On the latest episode of The Speed of Culture podcast, Dan Robbins, vp of marketing and partner solutions at Roku, joins Suzy founder and CEO Matt Britton to discuss the rise of TV streaming services, the role of advertising in streaming, and how Roku boosts ecommerce through its partnership with Walmart.

In his role, Robbins lead Roku’s marketing, research, analytics, events, design and branded content strategies. Before Roku, he worked on several strategic partnerships and product rollouts at Nielsen. Robbins was also named on the 2018 Broadcasting & Cable 40 Under 40 list, the 2019 GRIT Future list and the 2019 Fellows Program at the Economic Club of New York.

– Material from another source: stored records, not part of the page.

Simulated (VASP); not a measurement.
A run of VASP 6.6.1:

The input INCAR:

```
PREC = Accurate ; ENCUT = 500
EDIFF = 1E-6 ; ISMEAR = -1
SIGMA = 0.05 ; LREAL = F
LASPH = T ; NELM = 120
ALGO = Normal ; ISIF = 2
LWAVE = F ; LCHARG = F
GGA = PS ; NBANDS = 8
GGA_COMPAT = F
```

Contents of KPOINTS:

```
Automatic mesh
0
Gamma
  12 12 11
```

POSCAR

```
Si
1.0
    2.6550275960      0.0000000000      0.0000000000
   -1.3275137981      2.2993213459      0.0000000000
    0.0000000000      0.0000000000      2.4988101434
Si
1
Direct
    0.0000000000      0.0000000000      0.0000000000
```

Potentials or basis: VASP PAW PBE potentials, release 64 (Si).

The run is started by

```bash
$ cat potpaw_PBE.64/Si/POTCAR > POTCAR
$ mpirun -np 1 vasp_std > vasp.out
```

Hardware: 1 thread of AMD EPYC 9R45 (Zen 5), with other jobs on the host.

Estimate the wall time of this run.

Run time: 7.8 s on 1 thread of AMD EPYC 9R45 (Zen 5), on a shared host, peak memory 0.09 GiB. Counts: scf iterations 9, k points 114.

Stream the new episode below, listen and subscribe on Apple Podcasts or find it on Spotify.

Key Takeaways:

  • 02:03 – 03:09 – From Traditional to Streaming TV – Roku was founded almost 20 years ago with a vision that all TV and TV ads would be streamed. The company began building original players and sticks that helped people watch movies and TV over the internet. Roku then expanded by manufacturing its own TVs and launching the Roku Channel.
  • 03:09 – 04:16 – Better TV for Everyone – Roku’s mission is “better TV for everyone.” In television, the name of the game is ease, choice and convenience. Roku’s goal has always been to connect the consumer, the content owner and the advertiser on one platform. That has helped the brand become the No. 1 TV streaming platform in the U.S., Canada, Mexico and, increasingly, worldwide.
  • 08:14 – 11:08 – Going Beyond the 30-Second Spot – Roku uses data and deep insights to tailor individual streaming journeys for its user base. Roku is moving beyond the traditional 15- and 30-second spots by creating interactive and shoppable ads to make TV as easy to shop as social media feeds. It started by launching shoppable ads with Walmart. Now, Roku is expanding with built-for-streaming entertainment through the capabilities of the Roku Brand Studio. An example of this is Roku Recommends, hosted by Maria Menounos and Andrew Hawkins, a weekly show highlighting the best bets on the Roku platform—with partnership opportunities for brands. 
  • 18:23 – 19:20 – Sports Is Big Business on Roku – In an effort to make all TV streamable, Roku has made its way into sports. The brand recently launched Sports Zone. Designed to make sports streaming easy to find for consumers, the service pulls all the sporting events on the platform together. The brand also recently launched a Roku Original show with Rich Eisen on sports to help drive viewership to the sporting content. 
  • 22 – 23:13 – Roku Discovery on the Cutting Edge of New Services – Roku’s discovery initiative makes it easy to find content on the platform. Its Featured Free discovery experience helps consumers find and access all free content on the platform. Buzz allows studios and talent to share customized content.